Commission on Higher Education
Promoting Excellence for All
to The Honorable James E. McGreevey, Governor
November 1, 2004
New Jersey Commission on Higher Education
Mr. Francis J. Mertz
Dr. Henry C. Johnson
New Jersey Commission on Higher Education
The New Jersey Commission on Higher Education is pleased to provide the Fiscal 2006 Budget Policy Statement, which is based on A Blueprint for Excellence, New Jersey’s long-range plan for higher education. Recognizing the state’s fiscal constraints, this statement summarizes all of the funding areas recommended in the plan for fiscal 2006, but underscores the two highest funding priorities for the coming year: institutional operating support and student assistance.
The quality and capacity of higher education in New Jersey has a powerful influence on the well-being of the entire state. Even at this time of severe fiscal constraints, perhaps especially at this time, educational opportunity and economic development are inseparable, and the future of the state is dependent on both. Strong, diverse higher education institutions educate the people who will lead and run the businesses and industries in our state, and the institutions’ research and workforce development initiatives stimulate and enhance the state’s economy.
A Blueprint for Excellence is not about the needs of colleges and universities; it reflects the perspectives of various stakeholders. Developed with broad-based input around the critical needs of the state, the plan focuses on two major public agenda goals for higher education:
These two goals are critical to the future well-being of New Jersey, and higher education is inextricably linked to achieving each of them. They are the overarching themes of the long-range plan and the focus of the recommendations in this budget policy statement.

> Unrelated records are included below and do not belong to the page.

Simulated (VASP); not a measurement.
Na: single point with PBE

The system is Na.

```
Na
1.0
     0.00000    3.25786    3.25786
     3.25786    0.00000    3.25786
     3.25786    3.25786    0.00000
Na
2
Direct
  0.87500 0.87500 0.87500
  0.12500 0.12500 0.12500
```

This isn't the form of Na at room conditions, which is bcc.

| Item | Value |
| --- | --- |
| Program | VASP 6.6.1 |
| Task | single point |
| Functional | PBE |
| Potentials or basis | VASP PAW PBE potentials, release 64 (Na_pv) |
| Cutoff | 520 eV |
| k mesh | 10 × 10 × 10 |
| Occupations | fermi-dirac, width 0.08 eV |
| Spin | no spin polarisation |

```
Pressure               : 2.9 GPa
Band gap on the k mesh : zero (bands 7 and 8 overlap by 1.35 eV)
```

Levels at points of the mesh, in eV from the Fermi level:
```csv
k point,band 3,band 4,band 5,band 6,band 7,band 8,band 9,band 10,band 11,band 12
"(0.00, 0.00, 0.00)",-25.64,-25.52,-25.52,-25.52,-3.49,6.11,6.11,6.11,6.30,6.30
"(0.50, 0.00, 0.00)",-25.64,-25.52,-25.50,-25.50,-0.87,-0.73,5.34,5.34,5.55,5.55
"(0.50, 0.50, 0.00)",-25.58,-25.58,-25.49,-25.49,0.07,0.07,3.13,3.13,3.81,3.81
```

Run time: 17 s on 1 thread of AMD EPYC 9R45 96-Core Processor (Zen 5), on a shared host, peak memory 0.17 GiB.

New Jersey is facing unprecedented demand for access to higher education for several reasons. Recent projections indicate an increase of 10,000 high school graduates between 2004 and 2010. As a result of the knowledge-based economy, the portion of those high school graduates who go on to college will increase steadily. There is also a growing need to serve more nontraditional students (those who are not recent high school graduates) who seek higher education opportunities to meet workforce demands.
As New Jersey’s public and private colleges and universities take steps to increase their capacity to serve more students and to improve student outcomes, state support for the institutions and for student assistance programs is essential. Recent data indicate that while the state is a leader in need-based aid per student, the share of income needed to pay for college expenses after financial aid at public four-year institutions has increased from 24 percent of income to 34 percent over the past decade.
It is critical that the state and institutions work together to enhance the economy by ensuring that higher education is affordable, particularly to groups that have been traditionally underserved. State census data indicate that there is a correlation between educational attainment levels within a city, county, or region and important indicators that affect economic prosperity and quality of life. Two counties at varying ends of the spectrum regarding educational attainment rates exemplify the impact of higher education.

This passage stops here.